This example has been auto-generated from the examples/ folder at GitHub repository.

# Gaussian Mixture

# Activate local environment, see Project.toml
import Pkg; Pkg.activate(".."); Pkg.instantiate();

This notebook illustrates how to use the NormalMixture node in RxInfer.jl for both univariate and multivariate observations.

using RxInfer, Plots, Random, LinearAlgebra, StableRNGs, LaTeXStrings

## Univariate Gaussian Mixture Model

Consider the data set of length $N$ observed below.

function generate_univariate_data(nr_samples; rng = MersenneTwister(123))

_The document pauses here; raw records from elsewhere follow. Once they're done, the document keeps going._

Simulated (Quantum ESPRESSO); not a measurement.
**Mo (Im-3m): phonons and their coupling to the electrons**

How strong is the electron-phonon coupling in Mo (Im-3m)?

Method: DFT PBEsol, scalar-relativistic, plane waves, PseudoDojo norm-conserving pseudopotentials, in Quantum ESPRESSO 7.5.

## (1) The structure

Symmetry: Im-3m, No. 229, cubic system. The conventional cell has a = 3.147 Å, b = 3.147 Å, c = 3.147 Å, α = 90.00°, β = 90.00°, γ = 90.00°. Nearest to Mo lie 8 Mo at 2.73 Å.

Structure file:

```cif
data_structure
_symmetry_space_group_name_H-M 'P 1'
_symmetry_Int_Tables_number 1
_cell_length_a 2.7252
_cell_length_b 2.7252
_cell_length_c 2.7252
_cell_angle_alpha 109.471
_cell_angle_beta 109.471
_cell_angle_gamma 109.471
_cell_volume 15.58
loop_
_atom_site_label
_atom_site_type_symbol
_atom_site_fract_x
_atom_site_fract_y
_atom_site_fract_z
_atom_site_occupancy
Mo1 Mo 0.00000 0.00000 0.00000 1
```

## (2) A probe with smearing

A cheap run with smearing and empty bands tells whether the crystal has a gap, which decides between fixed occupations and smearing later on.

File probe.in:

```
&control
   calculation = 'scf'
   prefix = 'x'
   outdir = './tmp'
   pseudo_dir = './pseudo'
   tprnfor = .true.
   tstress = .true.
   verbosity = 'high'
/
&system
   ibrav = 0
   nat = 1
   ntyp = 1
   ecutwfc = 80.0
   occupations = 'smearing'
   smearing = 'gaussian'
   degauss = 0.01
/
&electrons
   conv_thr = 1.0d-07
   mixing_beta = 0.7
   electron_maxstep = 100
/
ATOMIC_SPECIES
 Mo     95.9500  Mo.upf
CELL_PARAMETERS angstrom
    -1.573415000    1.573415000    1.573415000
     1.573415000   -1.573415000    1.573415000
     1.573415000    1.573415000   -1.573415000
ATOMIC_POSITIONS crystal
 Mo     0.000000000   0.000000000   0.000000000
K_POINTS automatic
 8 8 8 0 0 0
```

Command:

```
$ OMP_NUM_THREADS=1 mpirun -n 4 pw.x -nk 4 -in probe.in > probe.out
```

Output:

# data generating parameters
class        = [1/3, 2/3]
mean1, mean2 = -10, 10
precision    = 1.777

# generate data
z = rand(rng, Categorical(class), nr_samples)
y = zeros(nr_samples)
for k in 1:nr_samples
y[k] = rand(rng, Normal(z[k] == 1 ? mean1 : mean2, 1/sqrt(precision)))
end

return y

end;
data_univariate = generate_univariate_data(100)
histogram(data_univariate, bins=50, label="data", normed=true)
xlims!(minimum(data_univariate), maximum(data_univariate))
ylims!(0, Inf)
ylabel!("relative occurrence [%]")
xlabel!("y")

### Model specification

The goal here is to create a model for the data set above. In this case a Gaussian mixture model with $K$ components seems to suite the situation well. We specify the factorized model as $p(y, z, s, m, w) = \prod_{n=1}^N \bigg(p(y_n \mid m, w, z_n) p(z_n \mid s) \bigg)\prod_{k=1}^K \bigg(p(m_k) p(w_k) \bigg) p(s),$ where the individual terms are specified as \begin{aligned} p(s) &= \mathrm{Beta}(s \mid \alpha_s, \beta_s) \\ p(m_{k}) &= \mathcal{N}(m_k \mid \mu_k, \sigma_k^2) \\ p(w_{k}) &= \Gamma(w_k \mid \alpha_k, \beta_k) \\ p(z_n \mid s) &= \mathrm{Ber}(z_n \mid s) \\ p(y_n \mid m, w, z_n) &= \prod_{k=1}^K \mathcal{N}\left(y_n \mid m_{k}, w_{k}\right)^{z_{nk}} \end{aligned}

The set of observations $y = \{y_1, y_2, \ldots, y_N\}$ is modeled by a mixture of Gaussian distributions, parameterized by means $m = \{m_1, m_2, \ldots, m_K\}$ and precisions $w = \{ w_1, w_2, \ldots, w_K\}$, where $k$ denotes the component index. This component is selected per observation by the indicator variable $z_n$, which is a one-of-$K$ encoded vector satisfying $\sum_{k=1}^K z_{nk} = 1$ and $z_{nk} \in \{0, 1\} \forall k$. We put a hyperprior on these variables, termed $s$, which represents the relative occurrence of the different realizations of $z_n$.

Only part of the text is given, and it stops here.